I assume it's supposed to demonstrate comfort.
 
Diver0001:
Pilot fish,

You seem to be digging for what to do with this.

In any situation where you exchange regs you should clear it before inhaling. Full stop.

You can do that by exhaling or by pressing the purge release. In either case (any case) you should form the habit of taking your first breath after that with your tongue touching the roof of your mouth. That works like the fender of a bicycle to keep any drops of water in the reg (or in the event of an upside-down reg potentially quite a bit of water) from shooting into the back of your throat. In addition you should make your first breath a little tentatively if you can. Gasping your first breath (any breath) greatly increases the chances of blowing drops of water to the back of your throat, which will make you start to cough.

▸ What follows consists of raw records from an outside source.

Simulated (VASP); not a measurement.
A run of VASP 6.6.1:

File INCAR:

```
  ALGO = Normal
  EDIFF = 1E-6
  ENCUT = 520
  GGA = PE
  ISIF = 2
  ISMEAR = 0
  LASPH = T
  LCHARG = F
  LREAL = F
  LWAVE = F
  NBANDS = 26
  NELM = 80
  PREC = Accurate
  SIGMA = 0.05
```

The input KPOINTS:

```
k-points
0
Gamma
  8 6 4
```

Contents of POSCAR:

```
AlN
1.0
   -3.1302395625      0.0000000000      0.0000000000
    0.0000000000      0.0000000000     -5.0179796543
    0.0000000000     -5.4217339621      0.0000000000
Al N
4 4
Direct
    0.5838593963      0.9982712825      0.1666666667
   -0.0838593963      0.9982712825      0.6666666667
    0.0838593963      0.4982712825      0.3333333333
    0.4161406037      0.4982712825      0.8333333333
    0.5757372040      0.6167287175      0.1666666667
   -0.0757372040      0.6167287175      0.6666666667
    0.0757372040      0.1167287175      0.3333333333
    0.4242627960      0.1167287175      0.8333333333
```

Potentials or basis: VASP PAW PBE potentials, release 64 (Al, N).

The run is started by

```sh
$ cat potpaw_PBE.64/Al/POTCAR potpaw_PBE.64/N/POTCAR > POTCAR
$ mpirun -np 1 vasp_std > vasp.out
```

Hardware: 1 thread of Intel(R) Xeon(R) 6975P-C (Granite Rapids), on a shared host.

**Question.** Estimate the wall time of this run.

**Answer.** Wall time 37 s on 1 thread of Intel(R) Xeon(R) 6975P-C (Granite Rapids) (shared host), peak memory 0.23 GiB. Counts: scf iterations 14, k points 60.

Also, when receiving a regulator from your buddy it's the *receiver's* responsibility (in most systems) to acquire the reg and verify that the reg is in the correct orientation. It may not have seemed obvious at the time but it's taught like this from OW onwards.

R..

This is the procedure covered in the Rescue Diver course? What do you mean by "full stop"? By clearing it you mean exhale to get any standing water in it out? I'm going to guess that in a full panic mode the receiver is not going to rememebr alot of this.

Thanks for the info.
 
mwpowell:
The procedure doesn't make sense to me. Why not turn on the stage reg first, then deploy the hose and breathe off of it? The way that you described it, you're beathing off a reg that you know is turned off which doesn't make sense to me.
Another reason - despite the fact that you have to be sure that at 21 meters you are breathing EAN50 and not pure O2 - is that when inside caver or wrecks it's easy in fact to push the stage's regulator if the stage is all the time turned on and you can loose your deco gas.

liberato:
In that course, what is the purpose of the 15 meter OOA swim drill? Seems very extreme. Do you do it with regulator in or out of mouth? The drill seems dangerous in and of itself. Is it supposed to train you to expect your buddy to be 15 meters away in an emergency? No, thanks. I'll keep my pony bottle!
Not only to have the comfort but also when penetrating caves or wrecks - in narrow corridors you are not just next to your buddy - in most of the cases you are behind him and sometimes the distance is longer than 1 meter. So you have to be able to get to your buddy when OOA.
Advance Nitrox is the first pretechnical course - so most of the excercises you do are semitechnical ones.
This is why you do this procedure without mask and along the guide line - to simulate the real cave or wreck situation.
Mania
 
pilot fish:
This is the procedure covered in the Rescue Diver course?
It should be covered in OW.
 
cornfed:
It should be covered in OW.

I do not recall being told to purge the donated reg in OOA situations. It might have been mentioned that you should exhale first to clear any standing water, as in a snorkel, but I would imagine Rescue goes into greater detail in that regard, since you are using EAN etc?
 
PF - this is a part of OWD. There are two ways to clear the regulator - either by breathing out or by pushing the by pass that's on top of the regulator. In both cases the only reason to do so is not to inhale water.
And OWD students are taught both ways by I think all organizations.
This is why I behaved like an idiot....
Mania
 
Pilot Fish,
Not really. It is one of the first things explained about breathing off a reg. What gas it has is not relevant.
That is why you hold the reg you are donating by the hose. It leaves the purge free and clear for the ooa diver to use. If they have been ooa very long they may very well be out of breath as well since they should have been exhaling a small stream of bubbles the whole time. If so they won't have much breath to clear with.
Joe
 
I agree about not covering the purge button when donating a reg, for that reason.

Hmmm... this brings up a question... do you guys normally clear a reg underwater by exhaling? Or by pressing the purge button?

I can certainly do it both ways, but for some reason have gotten into the habit of always using the purge button... maybe I just like the feeling of that burst of air from a reg I'm putting in my mouth underwater.

I'd certainly want to press the purge button if I were the receiver in an OOA situation...

Diver0001 has a good point about using your tongue in any case, as a deflector with the first breath... I need to get into that habit... though I am very slow and tentative on the first breath...

--Marek
 
Mania,

I own a Dacor Viper (side exhaust) and you can position it anyway..there is no backwards or upside reg with this guy...so I'm thinking there are other models out there as well besides the one you mentioned.